The "Wear It" Narrative

There is a real danger, that the Conservatives successfully use this economic crisis to cover their own fiscal mismanagement. Two themes provide cover for the government, and it is the job of the Liberals to make sure the Conservatives "wear" the deficit.

The idea of a imported recession, not of Canada's doing, is the primary way the government can deflect responsibility. Couple the economic origins with the argument of relative fiscal strength, any deficit we incur, much less than other jurisdictions, and it softens the impact of running in the red. We've already heard many government Minister's reference the American deficit, to show things could be much worse. It's a fairly persuasive argument, because economists and pundits will support the notion of relative fiscal health. Canadians see deficits everywhere, the global reality more cause than our government's actions, we're still relatively well off.

The other theme, potentially problematic for the Liberals, the Conservatives can argue that we too support a massive stimulus, which makes a large deficit inevitable. How can you blame the government, when your own party supports a massive injection into the economy? You argued for a stimulus, now you blame us for a deficit, which your policies demanded? That domestic fact, in concert with all other countries providing stimulus, allows the government to argue deficits are just the reality of the situation, not a reflection of competence or management.

It is imperative, that the Liberals argue forcefully, from all quarters, repeated ad nauseum, until it's imprinted in our brains, the following:
Next week (Prime Minister) Stephen Harper presents his financial budget after a decade of Liberal surpluses," he said. "Where are we? We are facing a deficit of $40 billion and this deficit is squarely Mr. Harper's responsibility. He spent us down to the red line in the good times and so we face the hard times as citizens of this great country with the cupboard bare."

Michael Ignatieff

This government spent wildly, in the lead up to this recession, further eroding our fiscal room. This government embarked on a series of tax cuts, universally rejected from the same economic people that are now supposed driving the budget thought process. This government abandoned the contingency fund, which was put in place for exactly these sort of extraordinary circumstances. This government claimed to have prepared us for the coming economic storm, and yet they rendered the government impotent, destroying any fiscal room to act, without plunging us into deficit. YOUR children are on the hook for the Conservatives fiscal mismanagement, and structural deficits have returned.
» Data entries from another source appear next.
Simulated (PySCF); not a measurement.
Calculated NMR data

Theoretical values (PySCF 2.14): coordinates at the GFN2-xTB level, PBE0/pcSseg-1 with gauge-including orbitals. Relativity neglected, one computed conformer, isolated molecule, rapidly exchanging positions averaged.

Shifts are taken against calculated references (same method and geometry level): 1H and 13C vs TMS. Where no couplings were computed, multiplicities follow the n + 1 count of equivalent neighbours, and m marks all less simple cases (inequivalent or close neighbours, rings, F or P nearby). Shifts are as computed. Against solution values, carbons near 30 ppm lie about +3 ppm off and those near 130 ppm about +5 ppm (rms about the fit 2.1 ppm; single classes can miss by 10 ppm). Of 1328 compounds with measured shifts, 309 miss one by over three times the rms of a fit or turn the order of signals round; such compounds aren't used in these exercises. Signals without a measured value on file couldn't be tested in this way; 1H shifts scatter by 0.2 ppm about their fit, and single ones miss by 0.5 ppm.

Whatever the size of the deficit, the Liberals need to argue that it didn't necessarily have to be this way. It is true, that we do need to go into deficit, during this economic downturn, but the SIZE is entirely a function of Conservative blunders. If the government moves on more tax cuts for the middle class, the Liberals have a counter- we simply can't afford it, given the way the government squandered our fiscal health. The "cupboard bare", that is the legacy and we will all pay a dear price in the future, for that reckless management.

There will be an epic battle of "frames" in the coming weeks and months. It is beyond crucial that the "wear it" narrative takes hold, otherwise, in many respects, this government receives a pass for their past actions. This tug of war is the first real test for the new era Liberal Party, can it be heard against the sharp messaging campaign of the government? The words of our leader today suggests we understand the importance...


Anonymous said...

U Librals R idiuts

ottlib said...

Wow, how are we liberals ever going to respond to that comment. It is just so breathtaking in its insightfulness and intelligence.

knb said...

Boy, I wonder how tough it was for anon to figure out where to find the R on the keyboard.

Patrick Ross said...

Unfortunately, this argument doesn't really stand up to the facts of the matter.

For example, Paul Martin's last offered budget -- the one on which he was defeated -- budgeted for a $7 billion surplus.

Considering the figures for the budget that is apparently about to be budgeted -- $30 to $40 billion -- this would still have left Canada with a budget deficit of $23 to $33 billion, even under a Liberal government.

In the rush of many partisans to try to make the government "wear" this deficit, they're overlooking a basic fact:

This deficit is not the result of fiscal mismanagement, it's the result of the economic crisis. The economic crisis is the result of economic mismanagement, but that economic mismanagement occurred south of the border, in the form of dubious business decisions by financial corporations coupled with woeful under-regulation of those corporations that allowed for this mismanagement in the first place.

In short, the deficit -- and the economic crisis that has brought it -- aren't nearly as attributable to partisan opponents as you'd insist.

Steve V said...

That's your base Harpo.

Steve V said...


The surplus was still rising when Harper took the helm. You don't remember Flaherty's first projections, how far off they were?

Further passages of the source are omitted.